Originally published on the UNFCCC website (here)
During the Latin American and the Caribbean (LAC) Climate Week in October 2023, a Dialogue took place to promote implementation of the enhanced transparency framework (ETF) in the region. The dialogue provided an overview of international collaboration and support mechanisms available for countries in the region to meet reporting deadlines and requirements.
As COP28 approaches, countries are preparing their first-ever biennial transparency reports (BTRs) under the ETF, which are due latest by the end of 2024. These reports will help track progress of implementation and achievement of the Nationally Determined Contributions (NDCs) submitted by countries and will provide evidence for nations to strengthen their national plans and policies during the next round of NDCs by mid-2025.
Laguna announced Panama’s intention to subitits BTR in the first quarter of 2024 and called on LAC nations to strengthen capacities and knowledge, and reinforce cooperation towards comprehensive implementation of climate action in the region.
Donald Cooper, Transparency Division Director at UN Climate Change underscored the need to have clear data for reporting purposes but, more crucially, to make informed decisions that lead to genuine progress in each country.
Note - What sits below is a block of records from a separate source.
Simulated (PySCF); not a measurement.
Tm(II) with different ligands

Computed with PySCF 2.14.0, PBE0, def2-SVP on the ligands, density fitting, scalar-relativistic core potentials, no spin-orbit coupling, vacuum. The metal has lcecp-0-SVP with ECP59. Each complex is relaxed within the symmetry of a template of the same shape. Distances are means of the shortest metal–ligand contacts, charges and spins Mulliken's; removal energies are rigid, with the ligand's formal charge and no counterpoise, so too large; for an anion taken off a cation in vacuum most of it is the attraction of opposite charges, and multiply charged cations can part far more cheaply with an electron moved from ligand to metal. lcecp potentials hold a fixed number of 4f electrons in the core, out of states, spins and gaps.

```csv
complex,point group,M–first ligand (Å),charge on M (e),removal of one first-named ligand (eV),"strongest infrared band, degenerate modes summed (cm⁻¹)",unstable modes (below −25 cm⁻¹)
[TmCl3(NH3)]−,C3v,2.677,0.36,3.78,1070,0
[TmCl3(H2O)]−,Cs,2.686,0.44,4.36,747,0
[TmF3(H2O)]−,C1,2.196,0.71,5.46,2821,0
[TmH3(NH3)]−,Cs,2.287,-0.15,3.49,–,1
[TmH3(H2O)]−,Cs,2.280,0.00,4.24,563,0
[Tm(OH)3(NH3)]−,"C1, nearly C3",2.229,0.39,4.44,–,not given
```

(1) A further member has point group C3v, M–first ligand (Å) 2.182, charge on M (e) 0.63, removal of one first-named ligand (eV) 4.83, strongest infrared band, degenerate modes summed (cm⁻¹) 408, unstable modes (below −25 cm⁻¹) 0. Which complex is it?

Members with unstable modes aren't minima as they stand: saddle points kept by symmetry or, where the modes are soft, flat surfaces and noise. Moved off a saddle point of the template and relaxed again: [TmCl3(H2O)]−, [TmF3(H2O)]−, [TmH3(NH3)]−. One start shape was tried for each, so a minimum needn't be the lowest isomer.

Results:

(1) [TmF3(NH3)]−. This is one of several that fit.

Cooper encouraged countries to use the ETF as a mechanism to understand their specific needs and realities, highlighting that while the first BTRs might not be perfect, subsequent ones will improve as countries adapt and learn.
“No matter how good your first one is, your second one will be infinitely better because you will have figured out all the ways in which it works for you, and you will continue to get better,” he added.
Henning Wuester, Director of the Initiative for Climate Action Transparency (ICAT), co-organiser of the dialogue with UN Climate Change, emphasized that transparency is key to advance NDC implementation and to bolster effective policy.
Wuester praised the LAC region for its leadership in tackling climate change and highlighted several countries’ efforts, such as Panama’s work on assessing climate-induced loss and damage, Costa Rica’s systematic tracking of sustainable development impacts, and Colombia’s focus on understanding contributions to climate action at the subnational level.
Driving Low-Emission, Resilient Development
The push for transparency in climate action is seen as a crucial driver for low-emission, resilient development.
Harry Vreuls, Chair of the Subsidiary Body for Scientific and Technological Advice, emphasized that transparency empowers countries to create more sustainable paths through data-driven planning, implementation and monitoring. Ana Graça, UN Resident Coordinator in Panama, highlighted the UN’s readiness to collaborate closely for the ETF to improve reporting, promote multisector partnerships and facilitate collaborations that go beyond national borders.
Regional initiatives such as the Climate Action Transparency Hub for Central America and the Dominican Republic, and the Caribbean Measurement, Review and Verification (MRV) Hub aim to deepen collaboration, improve data management and reporting, and support smaller states in their institutional approaches to climate action.
Better Reporting for Better Action
Government officials from LAC countries stressed the critical role reliable data plays in monitoring climate progress and enabling national reporting.
Joyelle Clarke, Saint Kitts and Nevis’ Vice-Minister for Sustainable Development, Environment and Climate Action highlighted her country’s efforts to align climate resilience with the Sustainable Development Goals, noting challenges such as limited resources and lack of political will. Kenrick Williams, CEO in the Ministry of Sustainable Development, Climate Change and Disaster Risk Management of Belize hailed transparency as a commitment to future generations, showcasing sustainable practices and legislative measures implemented in his country. Moreover, Belize’s Climate Ambassador Carlos Fuller highlighted how the country has used transparency data to inform and adjust national policies and ensure that sectors “do what needs to be done.”
Jenny Mager, Head of the Climate Division at the Chilean Ministry of Environment explained how her country has included climate transparency into national law and stressed the need for sectoral collaboration. Kishan Kumarsingh, Head of Multilateral Environmental Agreements in Trinidad and Tobago noted that the transition from a voluntary to a mandatory MRV system was critical for the equitable enforcement of climate action. And Suriname’s Senior Legal and Policy Advisor Ivette Patterzon emphasized the country’s progress in managing environmental data with the creation of a National Environmental Information Network to support data-driven policies.
Policy and technical discussions showed the efforts being undertaken by countries to implement the ETF, as well as the continued need for capacity-building, financial support and cross-sectoral collaboration to enable countries to meet their ETF obligations and unlock its full potential.